While many camps were slave-labor camps, Auschwitz, the dreaded destination of Polish Jews such as those on Oskar Schindler's list, was built to exterminate. View the horrifying film shot by the Russians who liberated the camp in early 1945. In the museum, the simple yet emotionally powerful display of prisoners' shoes, hairbrushes, and suitcases puts lumps in even the most stoic throats. Allow plenty of time to wander and ponder.

A second Auschwitz camp, Birkenau (also known as Auschwitz II), is about a mile away. This bleak ghost camp, an endless panorama of demolished barracks and looming watchtowers overlooking an ash-gray lake, is left as if no one after the war had the nerve to even enter the place. Today, pilgrims do. Auschwitz-Birkenau is just 90 minutes by train from Kraków, Poland's best-preserved medieval city.

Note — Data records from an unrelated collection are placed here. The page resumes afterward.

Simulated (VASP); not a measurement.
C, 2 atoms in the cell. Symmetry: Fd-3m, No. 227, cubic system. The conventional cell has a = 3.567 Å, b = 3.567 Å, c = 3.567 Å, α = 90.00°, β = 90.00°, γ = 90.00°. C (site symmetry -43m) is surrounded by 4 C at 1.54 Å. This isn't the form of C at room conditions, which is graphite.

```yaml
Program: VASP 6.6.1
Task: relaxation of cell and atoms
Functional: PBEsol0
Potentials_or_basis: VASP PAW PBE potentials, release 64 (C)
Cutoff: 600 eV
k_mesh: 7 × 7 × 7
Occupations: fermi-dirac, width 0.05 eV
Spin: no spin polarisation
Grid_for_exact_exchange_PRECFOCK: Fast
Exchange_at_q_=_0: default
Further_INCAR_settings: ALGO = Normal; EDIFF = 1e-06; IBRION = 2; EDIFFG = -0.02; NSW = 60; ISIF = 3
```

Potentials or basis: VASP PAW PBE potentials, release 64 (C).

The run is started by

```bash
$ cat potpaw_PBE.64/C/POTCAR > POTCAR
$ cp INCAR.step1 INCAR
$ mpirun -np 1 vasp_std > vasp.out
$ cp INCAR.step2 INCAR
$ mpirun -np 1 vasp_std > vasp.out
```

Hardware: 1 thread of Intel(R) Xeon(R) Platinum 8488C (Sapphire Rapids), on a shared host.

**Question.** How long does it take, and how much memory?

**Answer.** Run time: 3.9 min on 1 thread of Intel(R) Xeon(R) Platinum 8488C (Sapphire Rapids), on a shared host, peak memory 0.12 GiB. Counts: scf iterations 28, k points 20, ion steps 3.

Oskar Schindler, hero of the film Schindler's List, lived and worked in the Polish city of Kraków, just two blocks from Wawel Castle. Today, Schindler's Factory Museum, one of Europe's best museums about the Nazi occupation, fills the actual factory building where Oskar Schindler and his Jewish employees worked. The Jarden Bookshop, located in Kraków's Jewish Quarter, offers walking tours that include "Schindler's List" sights.

Scandinavia

Oslo's Norwegian Resistance Museum is fascinating, as is Copenhagen's Museum of Danish Resistance.